Finding Good Teachers -- Paying for Stubbornness
In June, the state of Ohio decided to spend $13.2 million training existing teachers to serve in hard-to-fill positions, particularly in upper level math and science. But there is a far easier way to get high-quality teachers into these jobs, and it would cost far less.
By fixing its overly restrictive program for alternative certification, Ohio could begin attracting highly educated and experienced people to teaching.
The biggest obstacle to getting good teachers into hard-to-staff classrooms is an antiquated teacher certification system that was built for a world that no longer exists.
Ohio has two certification systems. The older system is still used to grant most teaching licenses. It requires prospective teachers to have a degree in education, a good GPA, and to pass the certification exam.
Recently, Ohio recognized the need to offer an alternative path to certification. But this reform effort has not attracted enough teachers. Witness the $13.2 million initiative.
There are two reasons for this failure. First, the alternative certification is available only for the higher grade levels, where teachers work in distinct subject areas. There is no way for a prospective teacher to get an alternative certification to work in the lower grades.
The second reason this initial reform failed was that it relied on the old saw that only college schools of education can prepare someone to handle a classroom.
Thanks to this misguided thinking, prospective teachers must go back to college for at least one semester.
And what classes must the returning college student take? Here is a sample, as outlined by the Ohio Revised Code: "characteristics of student learning, diversity of learners, planning for instruction, instruction strategies, learning environments, communication, assessment, or student support."
Requiring working adults to forgoe income for a superfluous one-semester return to college is bad enough. Asking them to endure classes at best only marginally related to the task of educating students for successive semesters adds to the burden.
If these requirements don't seem particularly cumbersome, consider the opinion of Teach for America. This non-profit group trains recent college graduates to teach in disadvantaged schools across the country. It does this by helping people go through alternative certification programs.
But Ohio doesn't offer a viable alternative certification program. So Teach for America sends idealistic and highly educated Ohioans who want to teach in disadvantaged schools to other states.
Critics of alternative programs continue to argue that the traditional certification system is the only way to ensure that only good teachers get into our classrooms. As plausible as this idea is, it simply isn't true.
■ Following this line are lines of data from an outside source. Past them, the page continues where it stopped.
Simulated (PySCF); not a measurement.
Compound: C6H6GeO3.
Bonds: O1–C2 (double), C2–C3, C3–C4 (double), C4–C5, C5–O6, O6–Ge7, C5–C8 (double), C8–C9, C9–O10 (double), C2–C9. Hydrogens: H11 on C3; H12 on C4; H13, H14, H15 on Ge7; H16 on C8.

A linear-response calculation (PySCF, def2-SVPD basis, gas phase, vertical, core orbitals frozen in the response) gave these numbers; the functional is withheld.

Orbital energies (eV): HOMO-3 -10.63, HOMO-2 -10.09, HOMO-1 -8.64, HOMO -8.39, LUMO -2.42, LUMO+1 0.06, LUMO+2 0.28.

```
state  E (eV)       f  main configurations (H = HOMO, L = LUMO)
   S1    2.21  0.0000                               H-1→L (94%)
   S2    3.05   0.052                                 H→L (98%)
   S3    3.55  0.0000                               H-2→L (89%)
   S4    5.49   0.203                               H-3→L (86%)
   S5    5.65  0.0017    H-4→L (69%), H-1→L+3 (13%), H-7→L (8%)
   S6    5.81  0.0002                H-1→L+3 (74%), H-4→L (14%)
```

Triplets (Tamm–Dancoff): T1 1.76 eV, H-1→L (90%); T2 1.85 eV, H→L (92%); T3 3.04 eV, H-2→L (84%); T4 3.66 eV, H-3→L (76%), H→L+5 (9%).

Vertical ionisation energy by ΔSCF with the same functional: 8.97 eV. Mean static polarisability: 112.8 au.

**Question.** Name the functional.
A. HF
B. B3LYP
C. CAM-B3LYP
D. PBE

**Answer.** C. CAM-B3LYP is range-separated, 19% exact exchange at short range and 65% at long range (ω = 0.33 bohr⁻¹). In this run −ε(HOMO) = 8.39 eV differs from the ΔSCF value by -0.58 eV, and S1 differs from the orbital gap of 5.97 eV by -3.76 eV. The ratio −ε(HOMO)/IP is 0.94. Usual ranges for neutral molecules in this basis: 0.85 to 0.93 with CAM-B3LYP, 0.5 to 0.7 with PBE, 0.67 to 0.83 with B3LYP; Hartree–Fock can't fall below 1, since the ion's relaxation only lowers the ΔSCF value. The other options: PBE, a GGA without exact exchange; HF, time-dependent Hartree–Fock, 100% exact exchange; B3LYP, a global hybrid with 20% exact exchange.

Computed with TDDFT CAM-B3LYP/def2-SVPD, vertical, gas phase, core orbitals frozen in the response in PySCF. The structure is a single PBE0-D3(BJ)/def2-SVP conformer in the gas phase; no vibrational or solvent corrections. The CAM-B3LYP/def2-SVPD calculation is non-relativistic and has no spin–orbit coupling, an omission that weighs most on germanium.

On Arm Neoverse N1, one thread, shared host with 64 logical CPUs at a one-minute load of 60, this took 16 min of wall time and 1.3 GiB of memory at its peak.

In his book Education Myths, the University of Arkansas' Jay Greene writes: "If, as the evidence indicates, there is no substantial relationship between teacher credentials and performance in the classroom, current education policy is misguided in a way that can only be inflicting serious harm on teacher quality."
Rather than spending $13.2 million to train teachers for high-need, hard-to-staff subject areas, the state of Ohio could find a large and untapped pool of highly qualified candidates by simply eliminating the draconian alternative certification program and replacing it with one that works.